Inspire Hi-Fi's Enigma modifications strike an admirable balance between subtle updating and maintaining the performance and quirkiness of the Lenco original
The world once more starts to embrace idler-drive, the problem faced by a turntable manufacturer today is that tooling-up for a completely new design would be prohibitively expensive because of the relatively low production numbers involved.
Inspire Hi-Fi has stepped up to the challenge of providing an affordable solution and, as with its Technics SL1200-based Monarch flagship [HFN Oct ’12], has chosen to use a plentiful classic design, the evergreen Goldring Lenco GL75, as the basis for its Enigma. It comes in a range of fine paint finishes – red, blue and black are available.
One of the most popular turntable units through the 1970s, the GL75 had a reputation for its fine build quality, so Inspire Hi-Fi has felt the need to do comparatively little to the deck’s basic mechanical componentry in order to exploit its replay potential.

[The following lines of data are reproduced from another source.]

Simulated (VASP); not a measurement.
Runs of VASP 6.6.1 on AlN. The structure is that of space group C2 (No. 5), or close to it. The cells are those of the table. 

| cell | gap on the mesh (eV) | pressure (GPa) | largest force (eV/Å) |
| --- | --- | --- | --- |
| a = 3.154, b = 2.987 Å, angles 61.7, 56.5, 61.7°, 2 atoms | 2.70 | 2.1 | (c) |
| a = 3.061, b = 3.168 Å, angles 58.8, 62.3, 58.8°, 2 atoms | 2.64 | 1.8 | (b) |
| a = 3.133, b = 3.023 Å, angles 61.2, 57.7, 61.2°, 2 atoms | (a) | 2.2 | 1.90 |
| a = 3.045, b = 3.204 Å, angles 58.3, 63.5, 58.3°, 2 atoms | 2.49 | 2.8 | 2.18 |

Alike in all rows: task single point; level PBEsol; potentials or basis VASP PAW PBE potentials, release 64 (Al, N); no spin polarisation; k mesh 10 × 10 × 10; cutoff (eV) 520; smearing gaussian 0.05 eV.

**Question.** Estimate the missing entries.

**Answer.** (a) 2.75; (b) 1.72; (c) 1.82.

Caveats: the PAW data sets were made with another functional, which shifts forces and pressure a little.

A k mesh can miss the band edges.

The basis of the deck is a 240V synchronous AC motor which lies on its side under the deck plate. The rotor is a single-piece cone-shaped item over 2in long. Drive is taken directly from this to a vertical idler wheel that runs on the underside of the platter.
The arrangement allows continuously variable speed from 16rpm to 80rpm. Four movable detents allow speeds of 16, 33.3, 45 and 78rpm to be set: a neat arrangement but one prone to slight drifting, we found, especially when the deck was moved.
Inspire strips the donor deck, re-sprays the top-plate, services the motor and bearing thoroughly and re-assembles with a sprinkling of brand new parts. All mechanical items are checked and re-machined as necessary and the platter is polished to a mirror finish. The deck’s top-plate is cut out to accept a new arm-mounting plate configurable for any 9in template preferred by the customer.
Finally, an Inspire Acri mat and Puka record weight are added and the chassis is mounted in a beautifully finished solid wood plinth that can be veneered to the purchaser’s requirements.
The review sample was supplied with an SME M2-9 and Ortofon Cadenza Red MC. Listening to a deck like the Enigma for the first time can be an illuminating experience for many people, as the overall tonal balance of an idler-drive deck is often quite different from that of a belt-drive. A perfect example was found on the eponymous title track from Beth Hart’s album Bang Bang Boom Boom [Provogue]. Each section of the rhythm behind this track ends in two low piano notes, and whereas we were used to the first, slightly higher frequency one, being emphasised, the Enigma clearly picked out the second, lower note each time it was played.
It is for a good reason that idlers are so favoured by the bass-loving fraternity, as they really do dig deeper and the Enigma showcased this to great effect. It also set up a fine sense of front-to-back spaciousness, and gave performers plenty of space to work in as they played. The underlying pace of the music was very well captured too.
Higher up the frequency range, we found that the Enigma has a pleasingly neutral character. Working our way steadily through various genres, it seemed that the Enigma pulls off the old idler trick of making records seem just that little bit louder.
This trait would put the Enigma right at the top of a potential shopping list if low-end action is your main thing, but we continued to be impressed by the way in which the Inspire deck will turn its hand to anything. It sounded a treat when it came to thunderous orchestral material; equally, though, its fine detail retrieval meant that softer acoustic material sounded lifelike and natural.
Inspire Hi-Fi’s Enigma modifications strike an admirable balance between subtle updating and maintaining the performance and quirkiness of the Lenco original.